"From my Collection"
Some interesting examples from our collections



Post card collecting and philately often go hand in hand, not least when forming part of a postal history collection.


The post card shown here is from the St. Albans, Harpenden & District Philatelic Society Local History Collectiion.

It is thought that the view dates from around 1900 and it shows the Hunt gathering on Redbourn Common. Redbourn is a village almost 3½ miles east of Harpenden; at the time the post card was produced the two were linked by the Harpenden - Hemel Hempstead - Heath Park Halt branch line of the Midland Railway (The Nickey Line").

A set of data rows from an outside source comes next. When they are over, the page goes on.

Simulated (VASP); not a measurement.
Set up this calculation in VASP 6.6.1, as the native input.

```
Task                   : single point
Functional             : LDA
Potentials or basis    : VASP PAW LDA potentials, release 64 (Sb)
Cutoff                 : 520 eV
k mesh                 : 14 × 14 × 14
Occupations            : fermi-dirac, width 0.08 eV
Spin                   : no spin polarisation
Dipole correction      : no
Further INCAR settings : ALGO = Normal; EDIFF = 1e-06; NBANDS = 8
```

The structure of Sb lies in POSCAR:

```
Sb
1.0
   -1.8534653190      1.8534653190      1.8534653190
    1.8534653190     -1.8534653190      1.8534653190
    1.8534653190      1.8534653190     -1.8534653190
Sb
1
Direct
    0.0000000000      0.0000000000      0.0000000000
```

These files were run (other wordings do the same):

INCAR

The message on the front of the card is interesting, as it triggered the postage due markings on the reverse. The card is destined for Canada but unfortunately the sender has only affixed a ½d. King Edward VII stamp, whereas the Foreign & Colonial rate for a post card (i.e. with a message) was then 1d.

It will be seen that the card has been marked with a "5". This was applied in Britain since under the rules of the Universal Postal Union, the originating country had to calcute the "deficiency" (the amount of the underpayment) which in this case was ½d. This amount was then converted into 5 centimes – the currency of the Latin Monetary Union used by the Universal Postal Union - hence the marking.


The destination country (Canada) then doubled this figure and converted the resultant amount into its own currency, which in this case gave a charge of 2 (Canadian) cents to be collected the recipient, Mr. Doubleday.

Pcs Redbourn Hunt only.jpg
Pcs Redbn Hunt rev.jpg

The REDBOURN postmark is difficult to read but appears to be JANUARY 15 1907.


Interestingly, in October 1907, the procedure for handilng underpaid foreign mail was changed. From that date the doubling of the deficiency calculation was undertaken by the orginating country and so the card would have been marked 10 (centimes) rather than 5.The Canadian Post Office would simply convert this into local currency - and so Mr Doubleday would still have had to pay 2 cents!

However had the sender simply sent the card without a message, and with just the sender's name and up to five words of conventional greeting, the ½d stamp would have sufficed as the card would have qualified for the overseas Printed Matter Rate that remained ½d. until 1949.